With Nuakhai, the harvest festival, round the corner, the potters are all set to do a brisk business.
The earthen pots are essential to cook the new harvest to be offered to the deity, as part of the festival ritual.
“Every year, we eagerly wait for the festival as it is business time for us. We get ourselves prepared for the occasion two months prior to the festival,” said an elated Rana.
The potters across the western regions of the state make all types of earthen pots required during Nuakhai.
“We start collecting the soil from Godbhaga, 30km from Sambalpur, to make the pots two to three months prior to the festival. We start making the earthen pots prior to a few days of Nuakhai,” said Rana.
“In the rural areas, the potters sell the earthen products door to door. But, here we take the products to the Sunday market for sale,” he said.
The cost of the earthen products range between Rs 20 and Rs 100 during the festival. During the festive season, a potter sells earthen pots for Rs 2,000 to Rs 2,500.
The potters also celebrate the festival in their own way. “We worship the deity and also the wheel, which provides us livelihood, during this festival,” said Nabaghana Rana, another potter.
Satynarayana Thakur, a resident of the city, said cooking the new harvest in new earthen pots was the tradition. “In this age of steel and aluminium utensils, people here buy the earthen pots to cook the food on Nuakhai. The sacred rice is cooked in the new earthen pots. The other puja items, too, are offered to the deity in the earthen pots,” he said.
Madhuri Sahu, a customer who visited the Sunday market, said: “So many types of earthen pots are put up on display here. I have come here to buy a few of them, which are essential during Nuakhai.”

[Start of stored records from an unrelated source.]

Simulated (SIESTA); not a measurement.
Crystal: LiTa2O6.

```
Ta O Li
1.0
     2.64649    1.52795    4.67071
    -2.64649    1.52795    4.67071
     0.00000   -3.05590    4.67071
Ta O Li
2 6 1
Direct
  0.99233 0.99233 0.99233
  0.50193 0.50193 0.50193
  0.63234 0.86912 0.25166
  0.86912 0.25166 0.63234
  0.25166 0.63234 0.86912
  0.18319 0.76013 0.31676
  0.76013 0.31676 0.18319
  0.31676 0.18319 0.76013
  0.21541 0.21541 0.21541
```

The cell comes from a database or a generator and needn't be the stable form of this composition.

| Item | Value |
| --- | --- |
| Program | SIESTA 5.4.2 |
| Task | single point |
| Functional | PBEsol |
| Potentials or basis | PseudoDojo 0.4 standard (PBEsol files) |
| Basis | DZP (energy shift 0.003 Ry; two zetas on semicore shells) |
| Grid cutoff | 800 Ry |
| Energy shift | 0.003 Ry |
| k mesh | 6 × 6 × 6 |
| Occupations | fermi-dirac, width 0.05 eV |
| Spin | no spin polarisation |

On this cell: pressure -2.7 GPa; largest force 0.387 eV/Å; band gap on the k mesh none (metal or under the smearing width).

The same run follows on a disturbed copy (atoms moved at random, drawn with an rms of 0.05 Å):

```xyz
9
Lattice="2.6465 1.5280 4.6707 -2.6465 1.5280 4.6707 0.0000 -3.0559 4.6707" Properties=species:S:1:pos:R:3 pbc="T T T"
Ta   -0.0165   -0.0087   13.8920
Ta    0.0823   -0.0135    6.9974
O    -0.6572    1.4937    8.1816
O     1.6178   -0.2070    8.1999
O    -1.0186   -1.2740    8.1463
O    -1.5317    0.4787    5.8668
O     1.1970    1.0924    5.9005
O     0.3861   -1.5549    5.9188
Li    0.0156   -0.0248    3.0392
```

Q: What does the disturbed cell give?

“We buy all the puja items, along with the earthen pots, from the Sunday market on Nuakhai. The potters come here with all kinds of pots required for the festival,” said another customer, Khatu Luha.
Shyasunder Dhar, a writer, said: “Though a large number of people in urban area have stopped observing the ritual, still there are others, who are following the tradition to cook the new harvest in new earthen pots.”